I enjoy writing, especially fiction. My first novel has won me accolades and even an award. My second novel is finished and in the process of getting published. I’m working on my third novel while researching the fourth one. My fourth novel is going to be my biggest challenge because it involves my family. It will be a historical fiction novel based on my great-grandfather who immigrated to this country and my great-grandmother.

My primary source for my book has come from my aunt Vivian. She is 93 years old and has a sharper mind than any of the fools running around Austin with their pants saggin’ to the ground. Of course remembering things from 80-90 years ago is sometimes difficult for her. But her memories will be the basic foundation for the book.

I was speaking with a friend the other day and she told me the Oak Pak Library had the genealogy websites online for free. So I went there last week in the early evening. I tried keying in my family name and where my grandfather and mother were born. Although I got about 50 names back, none of them were the ones I needed. I then proceeded to do an advance search where I tried just the family last name and the homeland of my grandfather. Three names appeared in the 1880 census and, yes, one of them belonged to my great grandfather.

I can’t even begin to express the excitement and awe that I experienced in being able to find “my people” on a census form from more than 100 years ago. The top lines of the census had faded so that reading those names were difficult. But scrolling down the page, almost towards the bottom, there they were – my great-grandfather, great-grandmother, great aunt and great uncle. Tears swelled in my eyes as I said to myself, “Those are my people. My blood. The people who lived so that I could live.”

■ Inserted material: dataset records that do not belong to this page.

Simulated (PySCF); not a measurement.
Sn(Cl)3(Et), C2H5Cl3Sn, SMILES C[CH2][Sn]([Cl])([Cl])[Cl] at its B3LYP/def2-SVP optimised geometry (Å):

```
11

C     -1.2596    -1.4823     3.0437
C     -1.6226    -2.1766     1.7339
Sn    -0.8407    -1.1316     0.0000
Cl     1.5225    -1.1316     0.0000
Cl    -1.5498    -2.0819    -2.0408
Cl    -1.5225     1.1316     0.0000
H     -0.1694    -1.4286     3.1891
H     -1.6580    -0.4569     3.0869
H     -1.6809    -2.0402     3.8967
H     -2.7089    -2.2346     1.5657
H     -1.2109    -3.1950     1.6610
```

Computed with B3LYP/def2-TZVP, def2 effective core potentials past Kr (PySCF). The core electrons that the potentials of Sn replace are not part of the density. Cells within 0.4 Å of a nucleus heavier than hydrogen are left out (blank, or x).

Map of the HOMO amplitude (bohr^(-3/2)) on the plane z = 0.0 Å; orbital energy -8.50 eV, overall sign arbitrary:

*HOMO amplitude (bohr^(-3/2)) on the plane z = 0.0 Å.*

It was a very emotional moment for me. I then found my great-grandmother on several other census years. I had always been under the impression that my great-grandmother was deceased before my mother was born. But a search using a different genealogy program found that she was still alive and kicking in the 1930s. Longevity does have its purpose.

Now the census isn’t really full of a lot of information about the person. But add in what you know of family history and what you can assume and it stills makes for interesting reading. I learned that my grandmother although born when slavery was in effect, was probably not born a slave. Her parents having been born in Kentucky and Virginia means that they travelled in order to end up in Louisiana. My great-grandmother never learned to read or write, but her children did. They went to school and were even listed at being “at school” on the census form.

One year the census wanted to know how many children a woman had had and how many were still living. My great-grandmother had nine children of which six lived. Several of her sons never made it on any census as being part of the family. My aunt says that it was probably due to the census takers being white and most black people didn’t want to talk with white people and tell them the truth. I found the census where my aunt was just under 2 years old. Seeing her own name brought back memories of her siblings who have all had their homegoings. Yet my aunt talked about them and a light shone in her eyes as she recalled their days as children and the adventures they had. She also recalls how much her mother and grandmother would whip children for any infraction. In those days, children weren’t allowed in adult conversations and many of the family history my aunt learned was gleamed from others later on in life.

I had originally feared doing a genealogy search because the task seemed so daunting. But computer technology and time and patience is all going to pay off so that my book will be factual, but more than that entertaining. As we start off this month of February, which is when we focus on Black History, take the time to research your own family’s history. It can truly be revealing.